The C.R. funding the Department of Homeland Security and its related agencies expires on Feb. 27, which happens to be the Friday right in the middle of this year’s CPAC, where GOP presidential wannabes will be strutting their stuff for the 10,000-plus conservative activists there. Message to House and Senate GOP Leadership: Don’t wait until the final week to get that bill passed and on the President’s desk, or expect to deal with it under enormous pressure.
Just kidding – Politico is reporting that House Leadership aides indicate a DHS funding bill could be moved to the floor of the House as early as next week.
I wouldn’t be surprised to see some small-bore immigration reform legislation – say, something the Leadership will call “border security” – attached to the DHS funding bill, just so Leadership can say they got the ball rolling.
The President’s budget is due on Feb. 2. On Feb. 27, as mentioned above, the DHS funding C.R. expires, so expect to see action by mid-February on that.
On March 15, under the deal struck last February, the debt ceiling goes back into effect. In case you were wondering, while we were all out for the Christmas break, the Treasury broke a new milestone – by adding almost $100 billion to the national debt in the month of December, our national debt now stands at more than $18 trillion. That’s about a 75 percent increase since President Obama took office six years ago.
It’s expected that at that time, the Treasury will begin using its “extraordinary measures” (read: accounting smoke and mirrors) to continue to issue the debt necessary to fund government operations. This will likely last through summer or even early fall.
Tom Price, incoming Chairman of the House Budget Committee, said in mid-December that reviving the so-called “Boehner Rule” might be “wise.” For those who have already forgotten, the “Boehner Rule” posits a dollar in spending cuts for every dollar in debt increase. The problem is, it may as well be called the “Wimpy Rule,” because it’s the ultimate government expression of the cartoon character’s famous “I’ll gladly pay you Tuesday for a hamburger today” mantra – they’ll gladly give up a real debt ceiling increase now in exchange for some faux spending cuts down the road.
On April 1, the House Budget Committee will unveil the official House GOP Budget. There’s already been talk of the possibility of Senate Budget Committee Chairman Mike Enzi releasing the Senate GOP budget at the same time, and – get this – even the possibility that both committees may have worked out a joint document ahead of time.
Both House and Senate budget committees are still operating under the terms of the Budget Control Act of 2011, which put spending caps in place. Price has said that rather than raise the caps for FY2016 spending, he would prefer to break down the firewalls between defense and non-defense domestic discretionary spending, so money could be reallocated from domestic to defense programs.
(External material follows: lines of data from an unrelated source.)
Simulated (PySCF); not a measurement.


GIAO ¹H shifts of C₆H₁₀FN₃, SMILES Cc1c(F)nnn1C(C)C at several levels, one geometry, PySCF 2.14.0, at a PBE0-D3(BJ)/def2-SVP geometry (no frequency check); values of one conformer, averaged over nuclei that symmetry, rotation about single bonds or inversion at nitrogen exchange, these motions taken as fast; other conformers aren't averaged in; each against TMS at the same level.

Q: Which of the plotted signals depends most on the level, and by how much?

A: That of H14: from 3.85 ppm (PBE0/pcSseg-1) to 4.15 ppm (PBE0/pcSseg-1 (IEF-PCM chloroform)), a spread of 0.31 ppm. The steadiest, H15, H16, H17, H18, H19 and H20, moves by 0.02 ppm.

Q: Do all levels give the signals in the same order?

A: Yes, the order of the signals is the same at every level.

Assuming both Houses pass a budget resolution, lawmakers would then go to conference to work out an agreement. That agreement – a Conference Report – would then come back to each House to be voted on. It could contain reconciliation instructions for relevant committees that could involve rolling back ObamaCare, or making fundamental tax reforms, or changing energy policy.
Once the budget Conference Report passes, relevant authorizing and appropriating committees and subcommittees will get to work. It will be interesting to see how many of the 12 appropriations bills needed to fund the government actually get passed, given that the GOP controls both Houses for the first time in eight years. For those keeping score, the House passed seven of the 12 bills necessary last year; the Senate passed precisely zero.
Wednesday, Jan. 15 is the deadline for public comment on proposed new Federal Election Commission guidelines regarding the possible regulation of political speech on the Internet. If you have not yet taken the time to go to the FEC web site and leave a comment, please do so – and ask your colleagues to do so, as well.
You can comment here: http://sers.fec.gov/forces/addcomments.htm?pid=93617
When the House is sworn in Tuesday, the first order of business will be the election of a new Speaker.
Let’s start by reviewing the procedural rules for this election.
According to the precedents of the House, election requires an absolute majority of “the total number of votes cast for a person by name.” The key phrase here is “votes cast for a person by name.” Remember that. Abstaining or voting “present” or hiding in the back of chamber and refusing to answer when your name is called all have the same effect – they are not valid votes “for a person by name,” and, therefore, they are set aside. They only serve to lower the number of votes necessary to reach a majority. Thus, ironically, voting “present” or abstaining actually helps the current Speaker, by reducing the number of votes he needs to capture a majority.
Because Rep. Michael Grimm is resigning his seat on Monday, due to his recent guilty plea, and he will not be sworn in to the 114th Congress on Tuesday, the number of Members will be 434. Of them, 246 will be Republicans, and 188 Democrats. An absolute majority of 434 is still 218, so that’s still the number to reach in order to win election as Speaker.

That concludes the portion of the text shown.